There is a practical reason beyond the professional one. Current models do not know UK tax rules reliably. They will state a relief threshold from two years ago with total confidence. A draft is a draft, and the person reviewing it needs enough knowledge to catch what the model got wrong.
The regulatory position backs this up. ICAEW has updated its Professional Conduct in Relation to Taxation guidance to address AI directly, and the rules and guidance for AI use in practice come down to a simple principle. You are responsible for the output, whatever produced the first draft.
MTD is about to force the timing
From April 2026, Making Tax Digital for Income Tax applies to sole traders and landlords with qualifying income above £50,000. The threshold drops to £30,000 in April 2027 and £20,000 in April 2028. Every mandated client means quarterly updates plus a final declaration, which multiplies filing touchpoints per client by four or five overnight.
You can hire your way through that, or you can automate the admin layer around it. Chasing quarterly records from 300 mandated clients and prepping what arrives for review is exactly the repetitive, deadline-driven work agents suit best. Practices that automate the chasing and preparation keep quarterly fees profitable. Practices that do it manually will watch MTD eat the margin on every affected client.

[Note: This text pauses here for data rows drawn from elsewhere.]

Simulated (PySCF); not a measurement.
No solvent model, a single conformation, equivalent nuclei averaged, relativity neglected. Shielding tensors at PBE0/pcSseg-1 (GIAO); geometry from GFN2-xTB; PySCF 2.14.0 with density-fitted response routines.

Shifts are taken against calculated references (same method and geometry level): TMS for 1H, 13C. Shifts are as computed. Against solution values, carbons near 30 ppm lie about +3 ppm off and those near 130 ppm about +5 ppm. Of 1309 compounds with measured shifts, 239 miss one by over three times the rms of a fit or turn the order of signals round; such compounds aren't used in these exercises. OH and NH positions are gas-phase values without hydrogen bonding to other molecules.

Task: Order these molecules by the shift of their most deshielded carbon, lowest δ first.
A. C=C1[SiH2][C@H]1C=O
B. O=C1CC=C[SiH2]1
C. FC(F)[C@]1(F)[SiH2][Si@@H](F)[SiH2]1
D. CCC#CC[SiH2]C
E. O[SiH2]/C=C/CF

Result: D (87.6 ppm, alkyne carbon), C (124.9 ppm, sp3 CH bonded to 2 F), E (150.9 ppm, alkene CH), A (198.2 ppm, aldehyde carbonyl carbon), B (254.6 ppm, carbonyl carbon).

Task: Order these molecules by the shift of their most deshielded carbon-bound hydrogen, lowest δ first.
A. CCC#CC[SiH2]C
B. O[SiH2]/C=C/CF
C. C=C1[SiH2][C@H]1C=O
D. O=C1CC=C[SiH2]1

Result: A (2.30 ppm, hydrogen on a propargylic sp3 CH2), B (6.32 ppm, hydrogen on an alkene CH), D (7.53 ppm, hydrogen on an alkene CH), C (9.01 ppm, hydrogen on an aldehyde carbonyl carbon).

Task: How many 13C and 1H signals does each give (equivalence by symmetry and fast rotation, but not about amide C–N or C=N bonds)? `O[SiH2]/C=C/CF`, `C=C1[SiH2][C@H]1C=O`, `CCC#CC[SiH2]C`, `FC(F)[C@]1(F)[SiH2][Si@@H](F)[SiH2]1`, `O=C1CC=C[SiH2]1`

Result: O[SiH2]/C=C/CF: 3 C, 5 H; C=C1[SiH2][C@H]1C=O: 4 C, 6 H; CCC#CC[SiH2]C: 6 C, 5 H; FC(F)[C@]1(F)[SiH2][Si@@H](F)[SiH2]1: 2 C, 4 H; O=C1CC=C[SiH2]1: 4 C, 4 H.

Fracas builds custom AI agent systems for professional firms as well as crypto teams. Fixed price agreed after a scoping workshop, you own the system outright, and running costs after handover are usually a few hundred pounds a month. See our AI automation for accountancy firms.
SaaS tools or a custom agent build?
Two routes, and the right one depends on how standard your workflows are.
Off-the-shelf SaaS covers the common ground. Dext and AutoEntry handle document extraction, Karbon and similar practice tools now ship AI features for triage and drafting, and Xero and Sage keep adding agent-style capability inside the ledger. Costs are per user per month, setup is quick, and for a single standard task this route is hard to argue with. The trade-off is that your workflow has to bend to the tool, and per-seat pricing climbs with headcount.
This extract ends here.